Whenever one buys a home, the lender will use the home as collateral against a possible default in the future. The term Mortgage means passing the Charge on the property to the lender as a security.

Home is one of the few assets whose price does not fluctuate as much as of other financial assets. In fact, in a growing economy, the price of the home moves higher gradually every year. Hence, in this case, banks are relatively assured of recovering their money in case of a default. In most cases, banks do not ask for any other security when they disburse Mortgage loans.

There are various components of a Mortgage loan. First, the maximum amount of loan that a lender disburses is restricted by regulators. Some lenders consider the taxes, statutory charges, and insurance under the total value on which loan can be available. A borrower will thus have to clarify with the lender on the total amount that will be considered for calculating the loan value.

The amount that the bank will disburse will be the amount on which it will be charging interest. The consumer will have to repay the loan amount plus the interest that is charged over the years.

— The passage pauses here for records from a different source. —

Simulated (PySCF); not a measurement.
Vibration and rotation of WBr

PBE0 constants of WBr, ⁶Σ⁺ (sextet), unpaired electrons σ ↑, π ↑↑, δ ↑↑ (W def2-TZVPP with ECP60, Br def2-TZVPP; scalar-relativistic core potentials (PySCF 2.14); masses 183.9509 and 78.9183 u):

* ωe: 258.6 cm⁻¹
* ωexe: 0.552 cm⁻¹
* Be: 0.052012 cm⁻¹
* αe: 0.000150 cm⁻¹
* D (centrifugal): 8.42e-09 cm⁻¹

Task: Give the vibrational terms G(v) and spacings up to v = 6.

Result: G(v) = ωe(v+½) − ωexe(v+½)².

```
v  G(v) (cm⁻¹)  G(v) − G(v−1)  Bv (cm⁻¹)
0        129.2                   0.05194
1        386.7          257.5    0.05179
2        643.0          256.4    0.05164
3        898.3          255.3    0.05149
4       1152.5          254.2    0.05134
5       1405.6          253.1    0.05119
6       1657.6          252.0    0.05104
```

The interest that is charged on the loan is floating. This interest is normally calculated on a reducing balance basis. In the initial years, the lender would take more as interest and less of capital from the equated monthly installments (EMI) as the loan amount outstanding is almost full in the initial years of loan.

Consider a person has taken a loan of Rs 50 lakh from a bank for a period of 25 years. His EMI would work out to be Rs 41,000. When this Rs 41,000 is deducted from the borrower on a monthly basis, in the initial years less than 10 percent of the amount is deducted from the –Principal of Rs 50 lakh. A major chunk of the interest that a borrower pays on his loan is deducted in the first half of the tenure.

It is thus advisable to repay part of the mortgage loan or foreclose it in the first half of the loan tenure if one can afford the same.

Every month the interest is charged on the reduced Principal that is left over from the previous month. In banking terms, the remaining Principal is called the outstanding loan amount.

In India, there are no charges applicable for foreclosing a home loan. In other loans pre-closing a loan carries a charge.

At the time of availing the loan lenders generally give an amortization sheet which clearly mentions the interest and principal that will be deducted every month for the entire tenure of the loan.